Detecting anything even remotely cuddly about the Beast of Bentonville (as Wal-Mart is known to its critics) is foolhardy at the calmest of times. But if something about this supermarket chain qualifies as cute, it’s the old Wal-Mart ‘belly wiggle’, that “W-A-L—M-A-R-T” chant of its staff cheerleaders, hyphenated by a hoopla-like whirl of the waist as they sp/yell it out. It reminds me of school. It also reminds me of elementary economics. And of India’s lousy trade elasticity.

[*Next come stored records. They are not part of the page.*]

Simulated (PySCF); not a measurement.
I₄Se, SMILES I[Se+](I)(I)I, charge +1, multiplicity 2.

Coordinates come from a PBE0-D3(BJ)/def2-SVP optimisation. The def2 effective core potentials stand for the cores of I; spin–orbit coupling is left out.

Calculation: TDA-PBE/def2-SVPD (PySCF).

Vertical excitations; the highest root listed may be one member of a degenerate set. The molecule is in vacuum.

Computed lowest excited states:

The country’s imports and exports are still largely ‘inelastic’: the quantities in demand are mostly insensitive to changes in price. Crude oil constitutes the bulk of Indian imports. Fuel is ‘essential’ no matter what the landed cost, and subsidies offset whatever little cutbacks in usage a price spike could otherwise have ordained. Gold forms another chunk of imports, and since this yieldless metal is—fallaciously—seen as an asset, obscene prices don’t always deter buyers. Indian exports, meanwhile, don’t seem too responsive to cost variations either. In theory, a weak rupee cheapens domestic output (in dollar terms) and thus ought to boost exports. But software deals, based on contracts, tend not to soar or suffer on account of a yo-yo-ing exchange rate, and for some peculiar reason Indian merchandise doesn’t really seem to gain or lose much global marketshare either way.
Consider the year past. On 1 August 2011, the rupee was ruling in a comfort zone of 44 to the dollar. This was just before it crumpled. By the end of the year, it had lost almost a fifth of its value. How did Indian exports do? They slumped. Okay, maybe a cheap rupee works with a lag, but even though it recovered a bit and then crashed to a low of 57-plus to the dollar in mid-2012—before last month’s revival—India’s exports have stayed stupendously stagnant. Imports have slowed too (oil as well), but by less, and only in the past quarter or so. Both appear to depend on the economy’s spunk more than the rupee.
Inelasticity makes it devilishly difficult for India to balance its trade. It also warps the RBI’s rupee policy. While the RBI’s stated aim right now is to contain currency volatility (rather than nudge it up or down to a pre-set ‘peg’), inelasticity makes a compelling case for strategic control of the currency, even at the risk of its interest rate policy going a bit awry (as a result of all the rupees it would need to buy and sell in the open market). And it will get no easier… unless Wal-Mart and its ilk begin to import (and export) price-sensitive products in volumes vast enough to lend India some extra elasticity. If that happens, things might actually work the way textbooks expect.